New initiative focuses on African-American wealth gap in Des Moines

/wp-content/uploads/2022/11/BR_web_311x311.jpeg
African-Americans experience joblessness at a rate more than two times that of whites in Des Moines, a sign of the racial wealth divide that’s prevalent across the United States. Nationally, wealth among white families is 15 times that of African-American families, according to statistics from Northwest Area Foundation.


To address those inequalities, the Director’s Council and Northwest Area Foundation on Thursday launched One Economy: Building Opportunity for All, a collaboration focused on Des Moines’ racial wealth divide.


The initiative is part of a larger regional effort led by the Northwest Area Foundation, said Teree Caldwell-Johnson, CEO of Oakridge Neighborhood.


The Director’s Council is working with the State Public Policy Group on research that will form the basis for a report outlining the conditions and specific challenges for African-Americans in the community, Caldwell Johnson said. “That will really start to inform a lot of the work moving forward.”


The three-year project will also generate some pilot projects to test whether various solutions may make a difference.


“We really wanted to identify some opportunities to catch the attention of the community, and really get a sense for whether they will help us move the needle, and whether they are scalable,” Caldwell-Johnson said.


Among the project ideas are micro-enterprise lending and business development programs, along with strategies to replace payday lending with small-dollar loans from local financial institutions.


Additionally, “we’re hoping to have some financial coaches to help build the capacity of individuals to build their assets,” she said. “There’s just a variety of things we can do to create a strong foundation to build an initiative.”


Caldwell-Johnson acknowledged that a number of organizations are already working on similar initiatives across the community, but may be doing them in isolation or on a small scale.
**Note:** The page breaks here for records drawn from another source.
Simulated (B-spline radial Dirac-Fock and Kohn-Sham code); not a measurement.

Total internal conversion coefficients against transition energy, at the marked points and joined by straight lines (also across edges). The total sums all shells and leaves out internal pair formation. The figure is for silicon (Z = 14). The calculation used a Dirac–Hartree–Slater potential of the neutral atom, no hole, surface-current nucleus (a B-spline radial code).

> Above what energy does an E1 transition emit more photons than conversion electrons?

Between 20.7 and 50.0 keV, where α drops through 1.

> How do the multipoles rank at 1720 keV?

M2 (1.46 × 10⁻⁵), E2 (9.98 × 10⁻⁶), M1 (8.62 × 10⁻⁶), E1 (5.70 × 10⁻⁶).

“We want to look at something we can work on systematically, to take what’s happening and escalate it to a different level,” she said.


A similar but broader initiative, the Central Iowa OpportUNITY Community Plan released in April, set a goal of bringing 10 percent of Central Iowa’s population into financial self-sufficiency by 2020 through a coordinated approach targeting education, housing, transportation, workforce, hunger, immigrants and neighborhoods.